We left Imlil yesterday morning and we had checked the forecast before leaving so knew what we were in for, but decided to go on anyway.  The morning yesterday started out quite nicely.  Our host at the gite, Jamel, organized a muleteer for us who arrived at 8:30 or so and we set off from there.  The route to refuge here climbs 700 m up out of the village of Imlil, to Tizi n’Mzik at almost 2500 m elevation, then drops 300 m to Azib Tamsoult (azib is the Berber word to denote a nomadic village. Typically they are only inhabited by shepherds during the summer months).  From Azib Tamsoult the trail again climbs 800 m through a narrow canyon/gorge and up, out, into the head of the Azzaden Valley, beneath the imposing cliffs of the Tazarhart Plateau. As with our trek to Tachedirrt (and Imlil thereafter), there wasn’t enough snow to put skins on at any point, so we walked the whole way.

The sun was out to start the day and half way up to Tizi n’Mzik a shepherd joined the muleteer and us for the walk.  He spoke a bit of French and so we chatted along the way.  It seemed a little odd to me that the shepherd was not concerned about leaving his flock of sheep and goats lower down in the valley, but it all made sense when we arrived at the pass.  Shortly before we got to the pass the shepherd ran ahead and when we came to the crest he was preparing glasses of freshly squeezed orange juice in the little mudstone hut that he obviously uses.  How nice of him.  Of course it came at a price and the smallest bill we had to pay for the two glasses of juice was a 5 pound British note that I randomly had with me.  Pricey orange juice at almost 2500 m above sea level.
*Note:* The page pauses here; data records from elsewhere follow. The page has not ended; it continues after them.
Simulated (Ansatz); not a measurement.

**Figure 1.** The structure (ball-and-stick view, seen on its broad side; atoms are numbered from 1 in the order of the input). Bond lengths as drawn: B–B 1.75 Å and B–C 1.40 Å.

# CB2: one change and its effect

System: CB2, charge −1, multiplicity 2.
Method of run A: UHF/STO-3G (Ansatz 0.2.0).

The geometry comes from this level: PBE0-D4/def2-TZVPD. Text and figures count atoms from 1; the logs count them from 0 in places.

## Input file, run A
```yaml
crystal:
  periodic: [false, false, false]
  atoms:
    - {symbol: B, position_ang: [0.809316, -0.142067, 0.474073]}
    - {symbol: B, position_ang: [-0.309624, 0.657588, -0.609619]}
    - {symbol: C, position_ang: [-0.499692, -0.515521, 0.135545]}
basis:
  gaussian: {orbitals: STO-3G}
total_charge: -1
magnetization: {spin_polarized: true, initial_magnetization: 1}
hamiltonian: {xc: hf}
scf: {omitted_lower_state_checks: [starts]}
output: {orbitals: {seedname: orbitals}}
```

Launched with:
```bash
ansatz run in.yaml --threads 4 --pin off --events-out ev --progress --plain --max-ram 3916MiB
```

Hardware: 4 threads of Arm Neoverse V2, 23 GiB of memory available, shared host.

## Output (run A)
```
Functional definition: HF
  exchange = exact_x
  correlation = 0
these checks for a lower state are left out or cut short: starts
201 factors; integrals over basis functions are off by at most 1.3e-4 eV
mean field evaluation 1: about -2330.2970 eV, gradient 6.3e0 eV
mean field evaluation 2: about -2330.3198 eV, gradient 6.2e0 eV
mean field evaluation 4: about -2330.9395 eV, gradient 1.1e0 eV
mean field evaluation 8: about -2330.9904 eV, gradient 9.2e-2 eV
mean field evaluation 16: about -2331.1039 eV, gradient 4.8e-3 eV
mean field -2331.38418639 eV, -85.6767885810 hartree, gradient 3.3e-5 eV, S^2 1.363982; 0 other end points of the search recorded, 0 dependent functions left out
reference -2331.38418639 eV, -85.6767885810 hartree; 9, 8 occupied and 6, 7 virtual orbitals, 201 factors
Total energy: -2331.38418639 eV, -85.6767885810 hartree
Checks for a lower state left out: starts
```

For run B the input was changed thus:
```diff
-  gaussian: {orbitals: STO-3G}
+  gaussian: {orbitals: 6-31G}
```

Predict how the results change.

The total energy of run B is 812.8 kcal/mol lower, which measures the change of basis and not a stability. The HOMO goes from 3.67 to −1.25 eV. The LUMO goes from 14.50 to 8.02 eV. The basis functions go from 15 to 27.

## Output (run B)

From the pass we could see the trail down to Azib Tamsoult and it looked to be snow covered a few hundred metres from where we were standing.  Typically the mules can only go as far as the snow line, so it was looking like we may have to carry the full weight of our gear for the first time of the trip.  Between the shepherd, who spoke some French, and the muleteer, who spoke no French, we agreed to go as far as the mule could take the gear and we would part ways then.  The only other option was to go down to the village of Tizi Oussem and up the valley from there, but that would likely add 3 three hours, and a few hundred more metres of vertical to the day. No thanks.

We started heading down from the pass and after about 15 minutes the muleteer had seen enough and indicated he was going no further.  A short days work for the muleteer, as he would be back in Imlil before lunch time.  We unloaded all of the gear and then re-organized it all to fit on our own packs.  As I hauled my pack onto my shoulders I once again felt a little sorry for the mule: with skis, boots, and everything else I was carrying,  my pack had to weigh at least 50 pounds.  And Matt’s was no lighter.  Our pace was about to reduce quite a bit, and we still had 800 m to climb!

About half an hour or so after leaving the muleteer we came around a corner and bumped into a Berber man who was smoking a cigarette while sitting on some rocks next to the trail.  We started chatting and soon discovered that he was Brahim, the caretaker at the hut we are now staying in.  As part of our booking at the hut – which is managed through the French Alpine Club – we requested full board.  Brahim would be staying with us for the five nights to look after things and prepare meals for us. (Packing our own meals for five days probably would have been impossible considering all the gear we already had).  Brahim had been in touch with the fellow at the club who I’d made the reservation with and was waiting to trek the rest of the way up to the hut with us.  A couple hours later I couldn’t have been more happy that he had decided to wait for us.

After a short lunch at Azib Tamsoult we started heading up into the canyon and then eventually up into the valley.  The clouds had started pouring in and then it started snowing.  Brahim was leading the way up and as the weather deteriorated it wasn’t long before the visibility was so bad that we were literally following his footsteps in the fresh snow (Brahim had gone ahead, presumably to get the hut opened up).  As we came out of the canyon it was obvious that we had been sheltered from the wind until then and once out into the valley we got to “enjoy” the full force of it.  The last couple hundred metres up to the hut were painfully slow thanks to the high winds and our growing fatigue.  It got to the point that we would stop to brace ourselves against the gusts, then walk as many steps as we could until the next gust kicked up or until we ran out of breath.  We even had to pull out our ice axes for some added stability while crossing a couple snow fields leading up to the hut.  It wasn’t exactly pleasant. Finally I looked up into the wind/whiteout and could see the hut!  By the time we stumbled in the front door and dumped our packs, Brahim had already prepared a hot pot of mint tea and he quickly shoved a glass into each of our hands.

And not much has changed since then.  We’ve drank a lot of mint tea, read some books, and played Uno with Brahim. Not to mention enjoy Brahim’s cooking.  Last night he whipped together a delicious chicken tagine, basically on a Coleman-type stove.  So we are doing OK today.  Assuming this storm blows through by tomorrow, as forecast, we’ll have three full days of skiing before continuing to Refuge du Toubkal in the next valley to the east.  After pouring through the guide book we have, it looks like there are about 10 great days of skiing to be had out of this hut, mostly in long narrow couloirs that come off the Tazarhart Plateau.  Fingers crossed for good conditions.